The relatively hardline stance from Fed officials stands in sharp contrast to BOJ policymakers who have stuck with monetary easing even as most global peers tighten, a disparity that favors the US currency. The Fed projected borrowing costs will go higher than previously seen, while almost all of the economists surveyed by Bloomberg see the BOJ leaving its ultra loose policy unchanged on Friday.
The Japanese currency fell 1% to around 141.50 per dollar, even after Chief Cabinet Secretary Hirokazu Matsuno said that excessive movements weren’t desirable. Last month when the yen weakened to similar levels, top currency official Masato Kanda said that the government would take action if needed, after an unscheduled meeting between the BOJ, Ministry of Finance and Financial Services Agency.
“The trend for the yen to weaken amid no policy change by the BOJ, in combination with a more hawkish Fed, is likely to continue for a while,” said Tsutomu Soma, a bond and currency trader at Monex Inc. “The authorities may verbally intervene as the yen continues to weaken but actual intervention is unlikely as there’s some benefit from it for the nation, such as higher stock prices.”

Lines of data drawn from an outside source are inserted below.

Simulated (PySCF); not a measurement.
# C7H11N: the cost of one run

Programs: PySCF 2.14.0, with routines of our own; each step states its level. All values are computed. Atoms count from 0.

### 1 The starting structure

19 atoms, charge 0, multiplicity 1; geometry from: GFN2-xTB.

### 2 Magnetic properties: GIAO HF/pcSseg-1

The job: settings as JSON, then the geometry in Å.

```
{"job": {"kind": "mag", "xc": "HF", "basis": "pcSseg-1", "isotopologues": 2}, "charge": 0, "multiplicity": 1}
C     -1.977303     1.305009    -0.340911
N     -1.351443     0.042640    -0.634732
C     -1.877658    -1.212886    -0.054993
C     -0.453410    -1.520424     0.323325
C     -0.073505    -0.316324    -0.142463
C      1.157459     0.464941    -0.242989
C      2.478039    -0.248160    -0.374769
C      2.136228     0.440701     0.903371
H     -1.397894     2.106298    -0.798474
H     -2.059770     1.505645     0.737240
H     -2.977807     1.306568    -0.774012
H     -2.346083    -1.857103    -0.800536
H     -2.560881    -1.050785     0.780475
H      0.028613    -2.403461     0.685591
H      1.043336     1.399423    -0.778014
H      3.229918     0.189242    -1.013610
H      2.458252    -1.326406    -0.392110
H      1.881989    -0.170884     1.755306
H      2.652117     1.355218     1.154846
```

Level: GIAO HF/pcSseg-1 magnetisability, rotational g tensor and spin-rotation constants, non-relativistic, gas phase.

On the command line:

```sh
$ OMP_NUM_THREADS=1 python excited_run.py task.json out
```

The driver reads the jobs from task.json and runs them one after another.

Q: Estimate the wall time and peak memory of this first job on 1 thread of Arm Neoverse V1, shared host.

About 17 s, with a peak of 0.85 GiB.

The benchmark US Treasury yield climbed 4 basis points to 3.83% in Asia trading, with its Japanese counterpart little changed at 0.42%. The widening gap between the two played a huge part in pushing the yen to a three-decade low last year.
Demand for the dollar was also likely influenced by Japanese importers, who typically buy the greenback on trading days that are a multiple of five such as the 10th, 15th and 20th of any month.